The origins of the French-Canadian novel and the construction of a national identity (1837–94)
If the first novels published in Canada were adventure stories with romantic overtones, the influence of the Catholic Church soon prevailed in reanchoring novelists’ inspiration in patriotism and landownership, ideologies rather more conducive to the production of historical novels and rural tableaux de mœurs. The principal concern of the clerical authorities was to encourage literary works that were completely distinct from the French novel of the era, perceived to be decadent and therefore threatening to the Christian faith of its French Canadian readers.

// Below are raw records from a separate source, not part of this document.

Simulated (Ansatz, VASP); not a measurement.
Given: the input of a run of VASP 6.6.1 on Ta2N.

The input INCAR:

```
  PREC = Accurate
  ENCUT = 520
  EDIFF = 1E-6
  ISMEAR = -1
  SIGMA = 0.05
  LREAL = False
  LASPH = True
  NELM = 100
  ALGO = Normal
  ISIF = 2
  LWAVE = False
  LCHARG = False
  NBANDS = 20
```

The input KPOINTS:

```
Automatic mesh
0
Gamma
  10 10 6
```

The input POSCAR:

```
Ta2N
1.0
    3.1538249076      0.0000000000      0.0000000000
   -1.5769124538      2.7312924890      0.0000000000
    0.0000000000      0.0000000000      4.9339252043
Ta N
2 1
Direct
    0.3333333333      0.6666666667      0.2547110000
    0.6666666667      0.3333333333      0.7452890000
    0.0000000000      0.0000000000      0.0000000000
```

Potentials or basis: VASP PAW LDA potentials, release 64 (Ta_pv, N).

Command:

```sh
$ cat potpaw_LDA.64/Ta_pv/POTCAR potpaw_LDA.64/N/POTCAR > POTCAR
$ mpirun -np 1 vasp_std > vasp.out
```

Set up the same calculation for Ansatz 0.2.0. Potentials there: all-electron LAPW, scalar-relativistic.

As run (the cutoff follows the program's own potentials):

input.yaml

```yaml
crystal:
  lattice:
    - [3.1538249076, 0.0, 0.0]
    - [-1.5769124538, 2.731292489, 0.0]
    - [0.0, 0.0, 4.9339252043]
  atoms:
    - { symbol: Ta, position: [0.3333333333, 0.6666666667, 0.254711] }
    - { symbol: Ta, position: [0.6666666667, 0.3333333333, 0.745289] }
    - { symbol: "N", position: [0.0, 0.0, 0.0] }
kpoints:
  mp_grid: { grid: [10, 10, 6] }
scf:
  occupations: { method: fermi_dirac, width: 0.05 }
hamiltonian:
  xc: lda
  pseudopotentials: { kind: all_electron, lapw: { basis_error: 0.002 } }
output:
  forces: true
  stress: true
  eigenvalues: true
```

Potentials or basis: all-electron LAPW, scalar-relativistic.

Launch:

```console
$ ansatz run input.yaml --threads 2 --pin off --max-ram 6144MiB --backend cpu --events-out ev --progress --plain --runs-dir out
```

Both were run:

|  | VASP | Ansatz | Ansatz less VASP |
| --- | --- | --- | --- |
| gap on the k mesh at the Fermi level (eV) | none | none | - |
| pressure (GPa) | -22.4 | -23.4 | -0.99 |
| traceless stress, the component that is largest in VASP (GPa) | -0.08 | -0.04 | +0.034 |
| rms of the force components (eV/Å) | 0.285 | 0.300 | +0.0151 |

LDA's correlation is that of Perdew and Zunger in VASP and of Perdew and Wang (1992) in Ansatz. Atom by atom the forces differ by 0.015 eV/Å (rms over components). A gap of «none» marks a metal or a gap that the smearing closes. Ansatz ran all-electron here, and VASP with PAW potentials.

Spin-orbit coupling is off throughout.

The year 1837 saw the near simultaneous publication of the first two novels published in French Canada, at a time when patriotic rebellions erupted against British colonial power. L’Influence d’un livre, by Philippe Aubert de Gaspé fils, recounts the misadventures of a naive pair who seek the path to fortune in a popular alchemy handbook. News items, legends, and local customs, depicted in the manner of Walter Scott, make up this flamboyant tale, which ironically suggests “l’extrême pauvreté intellectuelle de cette société anachronique.” Probably written under the guidance of the author’s erudite father, the seigneur of Saint-Jean-Port-Joli, the novel was not particularly well received, perhaps due to the confusion resulting from the unrest that marked 1837. The “Canadian chronicles” by Franois-Réal Angers, which were published in the summer of the same year under the title Les Révélations du crime ou Cambray et ses complices, take as their theme a spate of thefts, an act of sacrilege and a murder, all of which were perpetrated in the region of Quebec City.